In Colorado criminal trials, the prosecution is generally prohibited from presenting evidence of a Defendant’s prior bad acts. For example, a Defendant is charged with committing assault on Jan 1, 2023. The Defendant assaulted a different person on July 4, 2015. The prosecution cannot admit evidence of the 2015 assault to prove the Defendant has a character for committing assault, and therefore, he is more likely to have committed the 2023 assault. This is commonly known as “character evidence.” Colorado Rules of Evidence 404(a).

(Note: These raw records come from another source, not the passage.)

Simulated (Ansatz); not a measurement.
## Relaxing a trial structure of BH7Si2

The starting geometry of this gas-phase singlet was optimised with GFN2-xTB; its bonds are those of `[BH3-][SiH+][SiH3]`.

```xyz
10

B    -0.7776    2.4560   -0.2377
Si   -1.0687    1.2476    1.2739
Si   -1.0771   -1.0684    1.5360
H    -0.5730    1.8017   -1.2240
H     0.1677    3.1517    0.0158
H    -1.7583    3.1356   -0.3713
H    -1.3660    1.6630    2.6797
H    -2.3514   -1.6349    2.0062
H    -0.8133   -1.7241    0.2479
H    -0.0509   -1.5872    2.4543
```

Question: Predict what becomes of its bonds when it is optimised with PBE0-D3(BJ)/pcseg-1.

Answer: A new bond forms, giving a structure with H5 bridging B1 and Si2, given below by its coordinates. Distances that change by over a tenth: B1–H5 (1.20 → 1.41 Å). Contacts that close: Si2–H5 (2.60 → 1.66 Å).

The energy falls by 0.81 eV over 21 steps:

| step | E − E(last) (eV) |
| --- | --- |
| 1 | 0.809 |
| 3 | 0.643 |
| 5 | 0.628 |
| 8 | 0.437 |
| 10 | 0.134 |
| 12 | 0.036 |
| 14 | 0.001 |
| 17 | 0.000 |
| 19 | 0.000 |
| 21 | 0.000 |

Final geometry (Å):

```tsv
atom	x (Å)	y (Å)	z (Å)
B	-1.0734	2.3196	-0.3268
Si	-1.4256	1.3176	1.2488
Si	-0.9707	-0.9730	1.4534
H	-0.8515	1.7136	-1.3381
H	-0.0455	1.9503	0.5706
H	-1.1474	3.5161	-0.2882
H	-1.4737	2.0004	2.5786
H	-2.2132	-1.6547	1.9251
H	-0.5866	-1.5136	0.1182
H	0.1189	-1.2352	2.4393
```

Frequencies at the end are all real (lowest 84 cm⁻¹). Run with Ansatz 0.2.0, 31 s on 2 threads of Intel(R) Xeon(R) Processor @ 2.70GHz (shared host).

However, Colorado Rules of Evidence 404(b) states that evidence of a person’s other acts may be admissible as proof of the following: (1) motive, (2) opportunity, (3) intent, (4) preparation, (5) plan, (6) knowledge, (7) identity, (8) absence of mistake or accident, and (9) for other relevant purposes. This is commonly known as “404(b) evidence.” 404(b) evidence must be logically relevant to a fact at issue other than the character of the person who committed the other acts. Its probative value must not be substantially outweighed by the danger of unfair prejudice. Before presenting 404(b) evidence, the prosecution must obtain the Court’s permission. The prosecution may file a motion before trial requesting permission, or they may request during trial by making an oral motion outside the presence of the jury.
When used by the prosecution, 404(b) evidence can be extremely damaging to the Defendant’s chances of being acquitted by the jury. A skilled and experienced defense attorney can prevent the prosecution from admitting 404(b) evidence and thereby increase the likelihood of acquittal.